Heads up: When you commit this change, identifications will be re-assigned to the output taxa based on their atlases. If some or all of the outputs lack atlases, or if atlases overlap for a given record, identifications will be replaced with identifications of the nearest common ancestor taxon ( Coliadinae)

Taxonomic Split 92975 (Draft)

Reverted - Please do not commit!! (see discussion below)
unknown
Added by aleturkmen on June 6, 2021 07:34 AM
split into

Comments

@loarie please look into this taxon change - it seems Eurema old has been split into Abaeis and the old Eurema. It might have gone wrong....

Posted by jakob almost 3 years ago

I'm not sure of the cause, but a small number of African observations were incorrectly changed to Abaeis along with this change. (it looks like some Asian observations were affected as well)

Posted by cabintom almost 3 years ago

There are also African observations that went from Eurema to Coliadinae that should have remained as Eurema.

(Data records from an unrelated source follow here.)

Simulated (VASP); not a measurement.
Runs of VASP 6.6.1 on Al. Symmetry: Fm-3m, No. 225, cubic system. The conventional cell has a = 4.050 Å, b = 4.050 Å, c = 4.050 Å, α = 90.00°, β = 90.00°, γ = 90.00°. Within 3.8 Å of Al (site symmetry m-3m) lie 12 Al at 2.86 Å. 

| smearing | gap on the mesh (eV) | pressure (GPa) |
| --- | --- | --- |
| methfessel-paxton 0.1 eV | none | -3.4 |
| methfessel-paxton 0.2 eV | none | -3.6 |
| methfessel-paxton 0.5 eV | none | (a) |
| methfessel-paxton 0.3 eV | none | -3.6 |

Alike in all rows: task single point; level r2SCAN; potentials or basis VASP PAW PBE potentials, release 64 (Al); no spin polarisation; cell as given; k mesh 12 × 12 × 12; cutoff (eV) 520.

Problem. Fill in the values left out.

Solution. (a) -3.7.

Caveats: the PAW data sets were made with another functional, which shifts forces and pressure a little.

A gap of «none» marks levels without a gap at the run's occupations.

Posted by cabintom almost 3 years ago

happy to take a look - can you add links with some of these specific issues?

Posted by loarie almost 3 years ago

I'm confused by how this taxon change was set up - would it not require Eurema (old) split into Eurema (new) and Abaeis?

Posted by jakob almost 3 years ago
Posted by cabintom almost 3 years ago

Its ok, and usually preferable, to use a split input as an output - read https://www.inaturalist.org/blog/40417-using-a-taxon-split-input-as-an-output
but I'm not totally sure what the point would be / how it would be have if only 1 of the two outputs was atlased as in this scenario

What I think this split would do is replace all ID's of Eurema and replace them with IDs of the common ancestor of Eurema and Abaeis. If thats not what's happening, definitely a bug we need to investigate

Whether or not this split was a good idea is a different question. Given that its not using atlases to replace ID's of Eurema with Abaeis, it definitely has large costs of replacing Id's with Eurema with the common ancestor of Eurema and Abaeis. To get a sense for whether the costs of existing ID's of Eurema that imply too broad a taxon hanging around warrants a split, I would have checked to better understand how many existing IDs of Eurema we're talking about and whether they could be manually addressed. I'm not sure if that was done

Posted by loarie almost 3 years ago

Obviously I'm struggling to keep up with iNat's development!

Posted by jakob almost 3 years ago

This seems like a messy outcome, even though it's not typically "approved" to do so, I'd have much rather made the new genus heading and just manually shuffled all the relevant species independently. That's if atlases were not possible to allow the system to continue applying genus IDs rather than subfamily ones.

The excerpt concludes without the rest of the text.